South Africa’s high unemployment rate and high levels of power cuts add up to a high risk of social unrest such as it experienced two years ago, according to the head of the state insurance company Sasria.
“The biggest worry is youth unemployment … the youth are sitting and idling,” Sasria CEO Mpumi Tyikwe said in an interview with Business Day.
The SA Special Risk Insurance Association, or Sasria, covers losses from civil unrest. It received claims worth more than R30 billion following the 10-day looting frenzy in July 2021, when protests morphed into an outpouring of anger over everything from endemic poverty to unemployment.
Similar comments were made by employment and labour minister Thulas Nxesi, during his keynote address at a jobs expo in Johannesburg.
He said that young people remain vulnerable in the labour market and pose the “greatest risk to social instability in the country”.
The latest unemployment figures from StatsSA show unemployment in the first quarter of 2023 was 32.9%, or 7.9 million people, up from 32.7% the previous quarter.

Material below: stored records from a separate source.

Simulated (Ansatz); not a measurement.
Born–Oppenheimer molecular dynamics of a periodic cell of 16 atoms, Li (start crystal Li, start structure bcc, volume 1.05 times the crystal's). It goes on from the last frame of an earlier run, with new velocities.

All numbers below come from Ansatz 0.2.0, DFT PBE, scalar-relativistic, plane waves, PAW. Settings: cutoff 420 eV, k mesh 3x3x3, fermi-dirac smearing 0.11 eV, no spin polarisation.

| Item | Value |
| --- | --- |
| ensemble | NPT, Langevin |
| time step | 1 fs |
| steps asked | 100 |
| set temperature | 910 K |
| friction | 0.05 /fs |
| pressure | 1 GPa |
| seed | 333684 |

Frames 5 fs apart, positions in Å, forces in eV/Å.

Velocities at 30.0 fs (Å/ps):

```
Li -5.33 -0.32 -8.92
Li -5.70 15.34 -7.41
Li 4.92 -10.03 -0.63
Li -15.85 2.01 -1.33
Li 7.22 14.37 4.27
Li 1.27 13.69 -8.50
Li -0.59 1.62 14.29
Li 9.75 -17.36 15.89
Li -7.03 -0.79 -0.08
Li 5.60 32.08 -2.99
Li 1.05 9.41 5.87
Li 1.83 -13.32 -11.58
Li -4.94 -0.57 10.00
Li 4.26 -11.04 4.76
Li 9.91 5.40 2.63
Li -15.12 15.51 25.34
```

The youth unemployment rate is much worse, having reached 62.1% officially in the first quarter and 71.2% using the expanded definition, which includes people who are available for work but not looking for a job.
Also speaking at the jobs expo was the European Union ambassador to South Africa, Sandra Kramer. She said the EU wanted to help South Africa create jobs, including in small and medium-sized enterprises.
“The EU is South Africa’s largest trading partner… over 45% of foreign direct investment stems from the EU, there are over 1,000 European companies that are active in South Africa, with 350,000 direct jobs created. That’s the larger context,” Kramer said.
The jobs expo aimed to provide opportunities for jobs seekers to meet prospective employers as well as organisations and government departments that could point them to employment or learning programmes.